Canada: Unlike U.S., Canada plans coordinated attack on foreign election interference | Alexander Panetta and Mark Scott/Politico

Russian interference in the 2016 U.S. presidential election rattled America’s next-door neighbor so badly that Canada spent the last three years developing the most detailed plan anywhere in the Western world to combat foreign meddling in its upcoming election. But with the country’s national campaign to begin in a matter of weeks, one question remains: Will the efforts pay off? Prime Minister Justin Trudeau’s government passed new transparency rules last year for online political ads that run on platforms including Facebook and Twitter — further than what’s required in the U.S. It ordered the country’s usually tight-lipped intelligence services to go public about foreign threats. Canada also housed a G-7 project to share the latest intelligence between allies about possible foreign disinformation and created a non-partisan group to warn political parties and the public about outside interference. “The way the Canadians have responded to the problem of technology and democracy is much more impressive than what we’ve seen in Washington,” said Ben Scott, a former Hillary Clinton official, now based in Toronto, who has tracked disinformation campaigns in elections across the West. “Pound for pound, Canada is way ahead of the U.S. in terms of policy development on these issues.”

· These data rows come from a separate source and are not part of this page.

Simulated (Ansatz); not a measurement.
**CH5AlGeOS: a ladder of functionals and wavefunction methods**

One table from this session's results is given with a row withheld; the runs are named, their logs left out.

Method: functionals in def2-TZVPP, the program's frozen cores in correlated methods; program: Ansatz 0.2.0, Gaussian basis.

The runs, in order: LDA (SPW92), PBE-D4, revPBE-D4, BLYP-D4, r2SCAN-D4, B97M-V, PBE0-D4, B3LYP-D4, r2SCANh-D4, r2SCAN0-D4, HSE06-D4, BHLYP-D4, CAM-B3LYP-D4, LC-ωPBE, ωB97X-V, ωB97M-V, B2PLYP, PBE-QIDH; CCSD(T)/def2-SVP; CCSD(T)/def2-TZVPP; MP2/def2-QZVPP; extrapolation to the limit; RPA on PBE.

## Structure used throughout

United Kingdom: “Highly likely” cross-government cell will be used to monitor interference and threats if election called | Derek du Preez/Diginomica

Senior civil servants giving evidence to the House of Lords Committee on Democracy and Digital Technology today gave insight into cross-Government work being carried out to monitor interference, disinformation and threats during elections – including the creation of an ‘election cell’ on the day of voting. Natalie Bodek, the acting deputy director of the elections division within the Cabinet Office, and Sarah Connolly, director of security and online harms at DCMS, both shared insights into how the government is collaborating across departments and agencies, as well as with social media giants, to monitor interference. Defending democracy from misinformation and digital interference has become a huge area of concern for governments across the world. Whilst no evidence has been found of online foreign interference in UK elections, it has been highlighted as a top priority by senior politicians and experts. Evidence on the topic has been collected by Parliamentary committees for some time now. A Commons Select Committee recently said that the “UK is clearly vulnerable to covert digital influence campaigns”.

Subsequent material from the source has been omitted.